Chores can help kids to become more responsible and eventually become productive members of society. Chores can also help kids to feel accomplished and better about themselves when they do the job correctly. Additionally, chores help kids to stay away from the “I’m bored, someone entertain me” mentality that is so common.
Start Very Early
Even toddlers can be given small chores. As young as two, children can start doing small things like throwing things into the trash, putting toys into the toy box, and brushing their own teeth. By three, children can start being assigned tasks such as setting the table, helping to put dirty clothes into the hamper, and helping to dress themselves. The longer parents wait to start assigning chores, the more difficult it will be to get the child to participate willingly. Toddlers are usually eager to help, so this is a good age to start.
Post a Chore Chart
Chore charts can be very helpful, because kids are more accountable when they are clearly assigned a task that everyone can see. The gratification of being able to check off a successfully completed job can motivate children. Parents can also assign themselves chores, so that kids see that they are not the only ones being productive. Doing things in this way will help kids to see that things run more smoothly when everyone pitches in.

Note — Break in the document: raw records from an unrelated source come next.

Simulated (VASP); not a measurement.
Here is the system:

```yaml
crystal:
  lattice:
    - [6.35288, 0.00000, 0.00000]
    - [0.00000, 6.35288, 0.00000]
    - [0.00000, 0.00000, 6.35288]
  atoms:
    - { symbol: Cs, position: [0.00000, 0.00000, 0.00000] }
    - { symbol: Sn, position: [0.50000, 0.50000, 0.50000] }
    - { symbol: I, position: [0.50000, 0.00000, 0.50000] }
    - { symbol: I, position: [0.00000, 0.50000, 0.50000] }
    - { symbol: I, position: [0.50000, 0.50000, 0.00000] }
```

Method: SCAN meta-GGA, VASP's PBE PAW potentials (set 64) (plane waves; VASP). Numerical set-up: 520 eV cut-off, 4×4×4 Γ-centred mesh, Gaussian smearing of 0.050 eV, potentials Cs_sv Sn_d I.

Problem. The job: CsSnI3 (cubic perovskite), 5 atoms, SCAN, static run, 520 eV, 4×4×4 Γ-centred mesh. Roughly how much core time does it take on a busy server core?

Clearly Explain How To Do Each Chore
Kids should be shown how to do each task, with full explanations for why and how each part gets done. After showing kids how to do each chore, parents should let them try and provide coaching and feedback. If kids are struggling with the chore, parents should give them a few minutes to try to work it out. It they become frustrated or ask for help, parents should provide guidance but not “rescue” them. This will help kids to reason things out for themselves.